Last week, my husband Marcelo and I watched the first episode of HBO’s Insecure, which IMDB describes as “follow[ing] the awkward experiences and racy tribulations of a modern-day African-American woman,” Issa Dee. About five minutes in, Marcelo paused the show and said, “I like this, but the title doesn’t make sense. Issa’s so beautiful, how could she be insecure?” Marcelo and I talk about gender inequality on a daily basis, so I knew the question was really a comment meant to start a conversation — one that has continued internally for me all week long.
So, let me tell you about my battle.
I was lucky enough to MC a recent summit for young women on resilience hosted by Running Start. Our original working title for the event was FAILURE because women are too socialized to fear failure (which can hold them back from taking risks like running for office). The Resilience Summit (its final name) was a positive day filled with strong women talking authentically and publicly about bouncing back. I was completely in my women’s empowerment element when a man approached me during the coffee/cookie break to ask why I had chosen my outfit for the day. I told him truthfully that it was first clean thing I saw that I knew fit on a morning when I was rushing to get to work. What I didn’t mention was that a couple weeks earlier I ripped three different pairs of pants in a single week at work. Perhaps they were old, but I had probably also gained weight, so I was trying to avoid wearing pants at public events.

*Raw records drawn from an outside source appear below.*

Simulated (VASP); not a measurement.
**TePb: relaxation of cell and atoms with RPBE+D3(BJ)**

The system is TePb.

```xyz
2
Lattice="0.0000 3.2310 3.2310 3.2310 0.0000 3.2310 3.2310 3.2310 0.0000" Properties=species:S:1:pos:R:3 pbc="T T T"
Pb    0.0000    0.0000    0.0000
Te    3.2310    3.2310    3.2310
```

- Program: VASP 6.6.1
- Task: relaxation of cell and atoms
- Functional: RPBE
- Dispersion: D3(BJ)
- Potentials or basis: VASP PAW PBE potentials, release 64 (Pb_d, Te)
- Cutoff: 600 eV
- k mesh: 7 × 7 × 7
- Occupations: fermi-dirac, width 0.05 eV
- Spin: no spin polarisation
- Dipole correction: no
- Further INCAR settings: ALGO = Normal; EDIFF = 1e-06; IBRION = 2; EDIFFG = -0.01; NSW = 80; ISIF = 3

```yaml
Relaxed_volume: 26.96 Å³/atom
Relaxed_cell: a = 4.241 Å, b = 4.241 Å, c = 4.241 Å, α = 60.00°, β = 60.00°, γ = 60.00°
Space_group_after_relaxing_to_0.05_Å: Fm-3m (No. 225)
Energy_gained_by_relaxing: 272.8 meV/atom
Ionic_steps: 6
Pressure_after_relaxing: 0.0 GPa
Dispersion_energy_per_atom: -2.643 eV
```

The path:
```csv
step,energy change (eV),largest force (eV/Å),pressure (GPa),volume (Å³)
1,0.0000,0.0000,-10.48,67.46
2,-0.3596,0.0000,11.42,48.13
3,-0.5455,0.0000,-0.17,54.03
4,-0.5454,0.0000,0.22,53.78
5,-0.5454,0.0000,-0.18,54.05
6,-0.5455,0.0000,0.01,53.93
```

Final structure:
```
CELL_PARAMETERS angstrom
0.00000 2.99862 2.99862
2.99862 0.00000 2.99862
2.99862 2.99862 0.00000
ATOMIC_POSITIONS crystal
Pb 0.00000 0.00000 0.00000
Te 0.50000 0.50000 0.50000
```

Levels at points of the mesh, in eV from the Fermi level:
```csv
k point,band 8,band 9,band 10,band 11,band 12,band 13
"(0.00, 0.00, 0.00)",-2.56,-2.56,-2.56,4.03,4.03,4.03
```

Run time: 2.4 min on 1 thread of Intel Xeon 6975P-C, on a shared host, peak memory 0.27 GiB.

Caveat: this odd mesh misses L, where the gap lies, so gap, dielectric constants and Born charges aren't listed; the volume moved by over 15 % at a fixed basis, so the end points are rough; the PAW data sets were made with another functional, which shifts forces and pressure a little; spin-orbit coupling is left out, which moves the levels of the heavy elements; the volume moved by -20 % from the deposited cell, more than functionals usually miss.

Like many women, I’m accustomed to men making comments (negative or seemingly positive) about my appearance. Whether it’s the cashier at a local 7–11 telling me how much he liked my body (I stopped going to that one) or a man I sometimes ride the elevator with at work who’s said he doesn’t like my outfits or that he thinks my shoes are inappropriate. I’ve learned to insincerely laugh, awkwardly smile, turn away or redirect these types of inquiries or suggestions.
But during that particular snack break, my usual defenses didn’t work. The man kept pressing. Did I choose the dress because it was pink? Did I think it made me look hot? Did I think I was better than the other females in the room? Wasn’t it inappropriate? The dress was pink because I got it for my sister’s wedding reception and it matched what my mother was wearing. I didn’t think it made me look hot. In fact, moments before this encounter, I had been hesitant to retweet a quote because it included a photo that I thought made me look fat (an unforgivable taboo for women appearing in public.) And, the other women in the room (who he referred to as “females”) were my colleagues and friends — my professional network and support system. So, no, I didn’t think I was better than them. But, after all of that questioning, I started thinking that maybe the dress was actually inappropriate.
I finally stopped his questions by saying, “I’m the MC. It’s my event. I can wear whatever I want.” And even though I consider myself a confident woman, I walked back to the stage feeling insecure. It was harder to stand up and introduce speakers when I knew for certain that the negative internal dialogue I was already having about the dress was being reinforced by a man in the back of the room. A man who had paradoxically also just accused me of choosing it because I thought it made me look hot and therefore better than other women, which made it inappropriate.
Although I was distracted by this conversation and by my increasing concern about my appearance, I was also pleased with the day because the Resilience Summit was a tremendous success! The people who spoke (Congresswomen and a Congressman, a Canadian MP, plus business leaders and celebrities) were vulnerable and inspiring in talking about their failures. It was hard not to get wrapped up in their amazing energy. But as we debriefed at the end of the day I had a sinking feeling and even felt compelled to apologize to my team for dressing “inappropriately.” I was worried that I had failed and embarrassed them.
The response of my Running Start colleagues was unanimously supportive and loving. They didn’t think my dress was inappropriate and were anxious to see if we could figure out who the man was. Interestingly, as far as we could tell, he didn’t RSVP or check in. He just showed up. And not only did he attack my dress and professionalism, he had also taken the time to make a strange criticism of the event. He thought businesswomen on a panel who were asked about #MeToo should have been compelled to disclose a specific personal experience because he was so sure they had one, rather than offering their thoughts on the movement. And with me, he won the battle. In that moment, he made me feel insecure about my body and my choice of what to wear.
But I won the war. Because I was the MC. Because the Resilience Summit was a home run. Because I have the platform to write about the experience for POLITICO’s #WomenRule. And because I am going to tweet this article out as a comment on the photo in which I thought I looked fat and then email it to every attendee of the Resilience Summit with pride, hoping he somehow made it onto our email list.
P.S. To Issa Rae (the creator and star of Insecure) and Marcelo, it took me a week to crystallize my thoughts: I hope the show is called Insecure because Issa is fighting feelings of insecurity thrust on her by the world, not because she is insecure. And I hope I can say the same about myself.
Melissa Richmond is the Vice President of Running Start, a nonprofit, nonpartisan organization that trains young women to run for political office. Melissa worked for Gov. Mitt Romney for 10 years and is a graduate of Brigham Young University, George Washington University Law School, and the Women’s Campaign School at Yale.